When you hear Meek Mill, you probably flashback to the summer of 2015, when Mill had beef with Drake, and was meme’d into history as he took an L fatter than an elephant. Dreamchasers 4 (DC4) was Mill’s first major release after the Drake beef, and was his first major opportunity to restore his name. It accomplishes this purpose. With its hard-hitting delivery and absolutely insane production, DC4 is a definite step in the right direction for Mill, and worth listening to.
DC4’s top qualities are the production, and the tracks where Mill asserts his own style. Literally every single song on this album has a fire beat, and Mill thrives on them. A stellar example of this is “Shine.” With inspirational lyrics and a grateful hook, Mill spits verses that will burn your ears off. While “Shine” has Mill sounding like he has in the past, there are a couple of standout songs where he matures his sound with pleasant results. “Lights Out” and “Blue Notes,” which occur back-to-back, are prime examples of this. Mill still yells his lyrics on the mic, but he seems to wean off it a bit on these songs. “Lights Out” is a song where Mill’s feature — Don Q — actually adds to the song. Q has a distinctly lower voice than Mill, which makes the song more complex and engaging. “Blues Notes” is interesting because there’s really no discernible hook, and it starts and ends with a Snowy White blues sample. It would’ve been nice if Mill weren’t shouting, but the reflective lyrics and distinct production make “Blue Notes” worth a listen.

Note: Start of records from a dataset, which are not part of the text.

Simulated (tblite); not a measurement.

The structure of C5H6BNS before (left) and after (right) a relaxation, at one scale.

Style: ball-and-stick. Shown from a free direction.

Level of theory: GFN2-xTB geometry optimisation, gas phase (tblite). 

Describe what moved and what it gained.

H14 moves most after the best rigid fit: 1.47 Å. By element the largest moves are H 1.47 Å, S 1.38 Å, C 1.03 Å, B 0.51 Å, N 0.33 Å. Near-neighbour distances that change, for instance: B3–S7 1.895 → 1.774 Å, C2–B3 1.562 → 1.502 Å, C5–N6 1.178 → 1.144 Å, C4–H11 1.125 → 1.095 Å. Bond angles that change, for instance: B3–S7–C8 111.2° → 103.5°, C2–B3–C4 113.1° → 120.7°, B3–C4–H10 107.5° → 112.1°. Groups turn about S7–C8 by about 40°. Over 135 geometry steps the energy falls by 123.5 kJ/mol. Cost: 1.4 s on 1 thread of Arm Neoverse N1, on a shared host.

Mill has had one thing consistently awesome in his albums, and that has been the “Tony Story” series. In the series, Mill tells the story of two former friends who turn on each other, and a cousin that seeks revenge. On DC4, he continues the story of Paulie, a gangbanger who previously killed Tony — a nutcase drug dealer who killed Paulie’s cousin — and Tony’s little brother. In “Tony Story 3,” Mill continues with Paulie’s story, who gets snitched on and caught by the police. In jail, Paulie finds out that Tony’s cousin is there and trying to kill him. “Tony Story 3” ends with a promise for more (“To be continued”) and with a proclamation from Mill that part four is literally going to be a movie. I’m stoked. In the “Tony Story” series, Mill shows off his unquestionable lyrical and storytelling skills, and the results are astonishing. I, for one, think it would be cool if Mill made a whole album similar to the “Tony Story” series, because the series is absolutely epic, and a glimpse at what Mill is capable of. While we see what Mill’s capable of on “Tony Story 3,” there are still things dragging Mill – and DC4 – down.
DC4’s major flaws are shown in the very first track, “On The Regular.” The beat is amazing, but Mill’s lyrics and flow are extremely basic. It’s not a bad song, but Mill is known for showing off his lyrical genius on intro tracks, and he didn’t do that here. “On The Regular” is astonishingly average, and hardly memorable. It’s a “car banger,” a song that’s carried by the beat, and really only good if you blast it while driving. Here lies Mill’s biggest weakness. All of his songs have remarkable production, but some lack in lyrics and uniqueness. A huge example of this is “Froze,” which — in the context of this album — might as well be a synonym for “utterly forgettable.” With Mill’s features, Lil Uzi Vert and Nicki Minaj, taking over most of the track, this chunk of mediocrity disrespects the album. Minaj spits punchlines that make absolutely zero sense: “Make n****s stare at my hands even though I am not miming.” If DC4 had Mill trying a little harder to develop his own music, rather than reverting to cliches every other song, it could’ve been a much stronger album.
In conclusion, I’d recommend giving DC4 a listen, and highly recommend it if you need something to blast while driving. In addition, I urge you to check out Mill’s songs “Tony Story,” “Tony Story Pt. 2,” and finally DC4’s “Tony Story 3.” These three tracks highlight Mill’s strengths, from the production down to the lyrics. If you want to gain the best possible impact from this album, borrow your mom’s car and blast the album at full volume. Right as you get to “Tony Story 3,” pull off to the side of the road, and listen to the first two parts of the series. Let your jaw drop, as it should. Then, continue on with “Tony Story 3.” Drive off, eyes wide, spaced out, and completely shook at the downright magic that just entered your ears.